Double Q-learning

Revised June 16, 2025

The Model Free Control and Deep Q-Learning notes are optional but recommended background reading.

The technical density of this note may suggest that Double Q-learning is algorithmically complex. In fact, it is remarkably simple. Standard Q-learning uses a single action-value function to both select and evaluate actions:

\[ \begin{align} \delta_{t} &= r_{t+1} + \gamma \max_{a’} Q(s_{t+1},a’) - Q(s_t, a_t) \label{eq:q-learning} \\ Q(s_t, a_t) &\gets Q(s_t, a_t) + \alpha \delta_{t} \;. \nonumber \end{align} \]

This, however, is prone to overestimation bias as a general statistical consequence of maximizing over random variables (i.e, due to the use of the \(\max\) operator in Equation \(\eqref{eq:q-learning}\)). The bias is not attributable to any single source of error; it can emerge from function approximation, stochastic transitions, or non-stationarity. Although uniform overestimation preserves relative action preferences and leaves the policy unaffected, in practice this bias often causes poor states to be assigned high value, leading to suboptimal updates and, under function approximation, potential divergence. More precisely, even when estimation errors are unbiased across actions, the \(\max\) operator tends to select overestimated values both in expectation and in individual samples.

Double Q-learning mitigates this bias by maintaining two independent estimators \(Q^A\) and \(Q^B\). At each update, one estimator is selected at random to determine the greedy action and is then updated using the value assigned by the other estimator. For example, if \(Q^A\) is being updated, the greedy action is selected using \(Q^A\) and evaluated using \(Q^B\):

\[ \begin{align*} \delta_t &= r_{t+1} + \gamma Q^B(s_{t+1}, \max_{a’} Q^A(s_{t+1}, a_{t+1})) - Q^A(s_t, a_t) \\ Q^A(s_t, a_t) &\gets Q^A(s_t, a_t) + \alpha \delta_t \;. \end{align*} \]
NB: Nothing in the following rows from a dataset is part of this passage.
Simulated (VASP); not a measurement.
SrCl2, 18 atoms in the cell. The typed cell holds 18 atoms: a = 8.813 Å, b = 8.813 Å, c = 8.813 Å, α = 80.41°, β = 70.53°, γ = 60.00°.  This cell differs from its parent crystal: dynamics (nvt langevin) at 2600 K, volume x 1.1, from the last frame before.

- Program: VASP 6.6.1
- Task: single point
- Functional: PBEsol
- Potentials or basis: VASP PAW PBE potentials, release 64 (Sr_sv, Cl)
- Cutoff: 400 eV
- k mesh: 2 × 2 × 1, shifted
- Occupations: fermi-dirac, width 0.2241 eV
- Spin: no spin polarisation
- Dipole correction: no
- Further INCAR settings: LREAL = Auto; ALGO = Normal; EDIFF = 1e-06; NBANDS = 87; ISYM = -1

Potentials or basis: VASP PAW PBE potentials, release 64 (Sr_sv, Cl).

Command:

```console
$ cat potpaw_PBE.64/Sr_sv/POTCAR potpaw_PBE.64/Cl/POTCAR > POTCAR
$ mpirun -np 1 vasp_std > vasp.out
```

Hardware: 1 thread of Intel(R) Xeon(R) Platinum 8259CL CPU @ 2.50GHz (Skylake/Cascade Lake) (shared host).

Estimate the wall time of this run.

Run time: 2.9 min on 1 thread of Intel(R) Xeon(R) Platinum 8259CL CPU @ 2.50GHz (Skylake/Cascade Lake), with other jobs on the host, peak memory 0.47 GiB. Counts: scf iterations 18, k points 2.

Despite its algorithmic simplicity, Double Q-learning is motivated by a nontrivial mathematical analysis.

Expected Error for Q-learning

To formally prove that Q-learning overestimates values in expectation, consider a state \(s'\) for which all true action-values are equal: \(Q^*(s’, a) = V^*(s’)\) for all \(a \in \mathcal{A}\). Let the estimated action-values be modeled as:

\[ \begin{equation}\label{eq:q-error} Q_t(s’, a) = V^*(s’) + X_a \;, \end{equation} \]

where the error terms \(X_a\) are independent and identically distributed (i.i.d.) random variables drawn from a uniform distribution \(U[-\epsilon, \epsilon]\) for some \(\epsilon > 0\). Because \(X_a \sim U[-\epsilon, \epsilon]\), each \(X_a\) has zero mean: \(\mathbb{E}[X_a] = 0\), due to the symmetry of the uniform distribution about zero. The estimator is therefore unbiased for each action, ensuring that any overestimation arises solely from the maximization step, not from systematic bias in the individual estimates.

Q-learning estimates the value of \(s'\) using \(\max_{a’} Q_t(s’, a’)\). Substituting the decomposition from Equation \(\eqref{eq:q-error}\) gives:

\[ \begin{align*} \max_{a’} Q_t(s’, a’) &= \max_{a’} \left(V^*(s’) + X_{a’}\right) \\ &= V^*(s’) + \max_{a’} X_{a’} \;, \end{align*} \]

since \(V^*(s’)\) is constant with respect to the maximization. Taking the expectations yields:

\[ \begin{align*} \mathbb{E}\left[\max_{a’} Q_t(s’, a’)\right] &= V^*(s’) + \mathbb{E}\left[\max_{a’} X_{a’}\right] \\ \mathbb{E}\left[\max_{a’} Q_t(s’, a’) - V^*(s’)\right] &= \mathbb{E}\left[\max_{a’} X_{a’}\right] \;. \end{align*} \]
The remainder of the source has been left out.